1. Personal hobbies: I like one candidate because he is in rock climbing club, and I am also a climber
2. Environmental philosophy: I prefer the candidates who mention climate change, and I am a passionate environmentalist (we work for oil & gas, and I think we need environmentally-minded people in the industry)
3. Ethnicity: Chinese privilege is a real thing in Singapore, and I’m feeling preference for one candidate because he’s a minority.
4. Volunteer work: I really light up when candidates discuss projects that make the world a better place.
5. Personality: I like people who are friendly and communicative more than people who are closed off and only give one word answers.

Hoodwinker
Nov 7, 2005

Switchback posted:

Two more intern interviews down and I was much better prepared than yesterday. The more normal standard questions went a lot better. I tried to ask one of “an example of when he had to read instructions”, could be success or failure, any topic.. it apparently was not a very good question because it was difficult for the candidate to answer well. I did like the answers I got for asking “how do you cope with stress, and what’s an example of a stressful situation?” Also really liked the answers to “do you think it’s better to be perfect but late, or just good but on time?”

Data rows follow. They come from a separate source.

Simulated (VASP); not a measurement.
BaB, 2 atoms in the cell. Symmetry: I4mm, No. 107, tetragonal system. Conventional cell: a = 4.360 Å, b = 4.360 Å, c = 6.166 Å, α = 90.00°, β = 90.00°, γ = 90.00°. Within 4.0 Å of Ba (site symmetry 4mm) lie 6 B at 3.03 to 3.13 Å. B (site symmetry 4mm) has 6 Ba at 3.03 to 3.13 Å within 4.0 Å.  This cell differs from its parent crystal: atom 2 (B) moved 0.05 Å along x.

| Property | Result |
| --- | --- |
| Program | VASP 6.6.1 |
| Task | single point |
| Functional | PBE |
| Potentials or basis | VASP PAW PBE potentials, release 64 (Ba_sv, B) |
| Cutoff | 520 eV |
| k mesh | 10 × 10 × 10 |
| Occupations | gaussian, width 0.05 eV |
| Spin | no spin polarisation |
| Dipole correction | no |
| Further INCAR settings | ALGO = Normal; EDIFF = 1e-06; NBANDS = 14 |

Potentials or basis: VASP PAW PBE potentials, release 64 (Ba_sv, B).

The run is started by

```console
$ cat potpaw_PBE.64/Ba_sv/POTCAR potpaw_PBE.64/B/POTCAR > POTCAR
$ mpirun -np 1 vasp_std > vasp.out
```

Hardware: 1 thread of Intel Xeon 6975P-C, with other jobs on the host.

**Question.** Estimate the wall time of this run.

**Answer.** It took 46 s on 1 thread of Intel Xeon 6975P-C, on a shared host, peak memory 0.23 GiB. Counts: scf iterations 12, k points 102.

And as much as I hate the question, I think I have to ask “what are your strengths and weaknesses” since I’m sure they’ve all prepared answers for that one already and they should get the chance to practice. I want to set them up for feeling like they had a successful interview.

I’m so glad I probably won’t have to actually choose one because I love all of them. But for the future, what are acceptable things to judge people on? Here are my feelings that don’t relate to technical competence, please tell what is unfair personal bias, and what is legitimate grounds for selection:

1. Personal hobbies: I like one candidate because he is in rock climbing club, and I am also a climber
2. Environmental philosophy: I prefer the candidates who mention climate change, and I am a passionate environmentalist (we work for oil & gas, and I think we need environmentally-minded people in the industry)
3. Ethnicity: Chinese privilege is a real thing in Singapore, and I’m feeling preference for one candidate because he’s a minority.
4. Volunteer work: I really light up when candidates discuss projects that make the world a better place.
5. Personality: I like people who are friendly and communicative more than people who are closed off and only give one word answers.
#1 and #3 should be totally irrelevant. The other three are sensible, given the context you've provided.

Switchback
Jul 23, 2001

Hoodwinker posted:

#1 and #3 should be totally irrelevant. The other three are sensible, given the context you've provided.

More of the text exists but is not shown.